Got nothing to write today. Had a good ride this morning, but got out of bed late and was running behind on the clock, so there was no lollygagging this morning.
Looking at my WNCC classes for Northern Nevada Correctional Center and Warm Springs Correctional Center. Unless something really strange happens, all three for these classes will fly:
NNCC COT 202: 14 students
NNCC IS 101: 15 students
WSCC IS 101: 14 students
This is all a matter of public record so I've no problem putting this out here. Western Nevada Community College pays part-time instructors $650 per credit. My paycheck for the above three classes, three credits each, will be $5850.
Now let's do the math.
Colleges and universities in the Nevada System of Higher Education receive a vast amount of their funding from the Nevada Legislature, which in turn funds the NSHE from taxes derived from tourism and gaming activities. The amount of money the individual NSHE institutions receive is based on the number of credits students take each Fall semester (the other semesters count, too, but to a less degree). The number of actual students in a classroom is also important but not so much as the number of credits.
Folks like me in a former life would add up the number of credits and divide them by 15, which produces a measurable unit known as an FTE. This is supposed to represent a full-time student, and the more FTE an educational institution reports, the more money it gets from the Legislature.
(Gad, this is boring, but it used to matter big-time to me. Almost done.)
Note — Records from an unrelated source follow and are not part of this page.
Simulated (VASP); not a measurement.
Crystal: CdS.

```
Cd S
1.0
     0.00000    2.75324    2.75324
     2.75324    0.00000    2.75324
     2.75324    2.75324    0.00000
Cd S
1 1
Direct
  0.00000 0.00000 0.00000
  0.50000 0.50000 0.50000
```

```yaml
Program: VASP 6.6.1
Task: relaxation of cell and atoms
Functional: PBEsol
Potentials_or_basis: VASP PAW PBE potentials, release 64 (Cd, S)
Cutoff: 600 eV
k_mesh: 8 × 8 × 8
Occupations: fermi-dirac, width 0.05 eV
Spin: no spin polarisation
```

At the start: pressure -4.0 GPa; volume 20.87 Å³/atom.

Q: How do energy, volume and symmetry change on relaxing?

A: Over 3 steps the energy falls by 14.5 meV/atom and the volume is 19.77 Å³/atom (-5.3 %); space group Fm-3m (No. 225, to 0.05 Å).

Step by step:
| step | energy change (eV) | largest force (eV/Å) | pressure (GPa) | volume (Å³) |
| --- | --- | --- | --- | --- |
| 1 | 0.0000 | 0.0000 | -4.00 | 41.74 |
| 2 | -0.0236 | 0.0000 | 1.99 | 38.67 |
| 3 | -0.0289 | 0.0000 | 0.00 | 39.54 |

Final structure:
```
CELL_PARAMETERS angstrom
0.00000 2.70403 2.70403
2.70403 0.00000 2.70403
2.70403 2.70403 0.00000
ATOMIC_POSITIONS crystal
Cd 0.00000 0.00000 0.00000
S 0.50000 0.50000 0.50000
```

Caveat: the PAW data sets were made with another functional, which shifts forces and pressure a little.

At the moment, I'm teaching a total of 43 students, each of them taking a three-credit class. This equals 129 credits or 8.6 FTE. Back in the old days, an educational FTE was worth between $5000-$6000 from the legislature, so let's use the low end.
8.6 FTE x $5000 = $43,000 - $5850 = $37,150 net for the college from the Legislature.
There's a bunch of overhead costs involved, such as facilities, classroom supplies and furniture, heating, lighting, and administrative support. As I teach in a prison classroom, much of this overhead is absorbed by the prison. The college has to supply the classroom computers and a warm body, and provide each with administrative support.
Now the fun part and, again, this is all public record. Back in the day when I counted these things up, the WNCC Prison Education Program used to enroll about 200 FTE a year at WNCC which is, taking the low end again (200 FTE x $5000), about a million bucks from the legislature, a significant income for a college with a $16-18 million annual operating budget. The Prison Education program is the fourth largest money-maker for the college, behind the campuses in Carson, Fallon, and Douglas County. Do you think the Prison Ed program actually gets a million-dollar budget?
I've been wanting to vent that for a while.